In the second week of that month, Jacqueline Hansen travelled from her home in the San Fernando Valley, north of Los Angeles, to Eugene, Oregon, to run in the Nike-Oregon Track Club Marathon. Her performance on 12 October 1975 was to be a momentous one for the women’s marathon. World Athletics Heritage is delighted that Hansen has very kindly donated the shoes she wore on that day in Eugene to the World Athletics Heritage Collection and the 3D virtual Museum of World Athletics (MOWA).

Distance running pioneer

A sprinter and hurdler in her youth at Granada Hills High School, where the celebrated American Football quarterback John Elway was also educated, Hansen had been busy pushing the boundaries as one of the event’s pioneers for three years.

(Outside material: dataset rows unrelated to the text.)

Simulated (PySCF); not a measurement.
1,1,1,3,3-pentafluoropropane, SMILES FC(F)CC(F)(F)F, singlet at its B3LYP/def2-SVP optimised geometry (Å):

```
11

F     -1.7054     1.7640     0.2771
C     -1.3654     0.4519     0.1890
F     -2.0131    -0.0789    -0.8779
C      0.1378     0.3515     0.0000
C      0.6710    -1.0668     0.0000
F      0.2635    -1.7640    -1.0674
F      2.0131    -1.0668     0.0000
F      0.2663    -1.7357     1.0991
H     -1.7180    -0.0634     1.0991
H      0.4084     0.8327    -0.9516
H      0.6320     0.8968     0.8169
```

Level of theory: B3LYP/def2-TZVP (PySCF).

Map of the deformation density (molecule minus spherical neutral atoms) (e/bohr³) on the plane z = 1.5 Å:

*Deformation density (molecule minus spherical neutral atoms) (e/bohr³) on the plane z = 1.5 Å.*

She made a winning debut in the grandly titled Western Hemisphere Marathon in Culver City in 1972, clocking 3:15:53, then was the first woman home in the following year’s Boston Marathon, improving to 3:05.59.

In 1974 she broke three hours for the first time, running 2:56:25 for fifth place in the International Women’s Marathon Championships at Waldniel in West Germany, then broke the women’s marathon world record for the first time.

Hansen’s time in the 1974 Western Hemisphere Marathon in Culver City, 2:43:54.5, was the first sub-2:45 run by a woman and a significant advance on the 2:46:24 set by Chantal Laglace of France in Neuf Brisach two months previously.

‘As close to six minutes [per mile] as I can’

A more significant barrier was to be breached in Eugene in October 1975.

By then, the record had been lowered to 2:40:15.8 by Christa Vahlensieck of West Germany and, while Hansen set off to Oregon “with no particular expectation but to run as best I could”, her focus suddenly sharpened when she was out training with some locals a few days before the race.

As she recalled in an article for Running Times in May 1980: “When asked about my intended pace in the race, with scarcely any hesitation I replied, ‘As close to six minutes [per mile] as I can.’

“Because that’s what it would take to break the existing record, I guess it was what first came to mind. But when I took time to assess the statement, I wondered at myself.

“Sure, I’d last run 2:43; and to date I’d always improved by leaps and bounds. But to break 2:40…”

It was no small step: more of a giant leap for the womankind of marathon running, breaking through into 2:30-something territory and paving the way for Grete Waitz and the push way below the two-and-a-half-hour Rubicon.

“I knew that a world record was within reach – if I didn’t die”

“We started the race, a mere 100 or so of us, and for all I know I could have been the only woman entrant,” Hansen recalled. “The weather was ideal, with cloud-covered skies and cool temperatures.

“The course was flat and wound through the forests of the Willamette River at some points. Everything seemed conducive to a good performance.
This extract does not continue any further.